Those score benchmarks look insane ...
look
https://huggingface.co/spaces/HuggingFaceH4/open_llm_leaderboard
I curious how look benchmarks for ( programming ) MT-Bench, CoT, HumanEval+, LM-Eval .... how to do that or find it?
Benchmark scores can be misleading, so take them all with a grain of salt.
I haven't tested against those benchmarks; it takes a lot of time and resources to run some of them. I may try a few, but some (alpaca eval for example), this model performs worse than others because it is uncensored and answers "bad" questions.
Any chance to just do the MT-bench? As it's a writing/ERP focused model as opposed to a coding focused model, it'd be one of the better ones to run (if you have the time and resources of course). Thanks again for your work.
I'll take a look! This model does also have quite a few coding instructions so it may actually do fairly well. The focus is actually much heavier on coding and reasoning than on creative tasks/rp.
Man This is the second time I'm writing to you, you and
@TheBloke
are my heroes (and everyone's), thanks a lot for all the efforts you do.
Congratulation on the top spot, you are a one man army and I wish you all the best.
Respect!
These models are great, but how well do they compare to llama 2 chat models in multi-turn conversations? Is there a benchmark for this?

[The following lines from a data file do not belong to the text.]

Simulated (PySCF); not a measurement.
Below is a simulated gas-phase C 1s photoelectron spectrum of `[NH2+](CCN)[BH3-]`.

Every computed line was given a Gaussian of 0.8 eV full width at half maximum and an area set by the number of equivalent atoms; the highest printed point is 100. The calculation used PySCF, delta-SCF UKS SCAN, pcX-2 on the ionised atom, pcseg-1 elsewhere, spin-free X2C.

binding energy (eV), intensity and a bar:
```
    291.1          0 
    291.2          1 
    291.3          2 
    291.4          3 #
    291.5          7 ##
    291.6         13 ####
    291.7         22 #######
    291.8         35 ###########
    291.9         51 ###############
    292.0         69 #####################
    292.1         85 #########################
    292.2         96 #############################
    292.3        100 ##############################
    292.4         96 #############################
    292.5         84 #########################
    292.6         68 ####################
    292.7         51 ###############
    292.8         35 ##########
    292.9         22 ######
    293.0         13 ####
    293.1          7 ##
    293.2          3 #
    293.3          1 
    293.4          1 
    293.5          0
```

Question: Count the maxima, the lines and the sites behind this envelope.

Not sure what happened but the scores dropped in leaderboard :(
It had some contamination so I purged and rebuilt.
Not sure what happened but the scores dropped in leaderboard :(
These models are great, but how well do they compare to llama 2 chat models in multi-turn conversations? Is there a benchmark for this?
I'm not aware of a benchmark for this purpose on 70b models. I know there are some benchmarks others have done for RP but they tend to stop at 34b.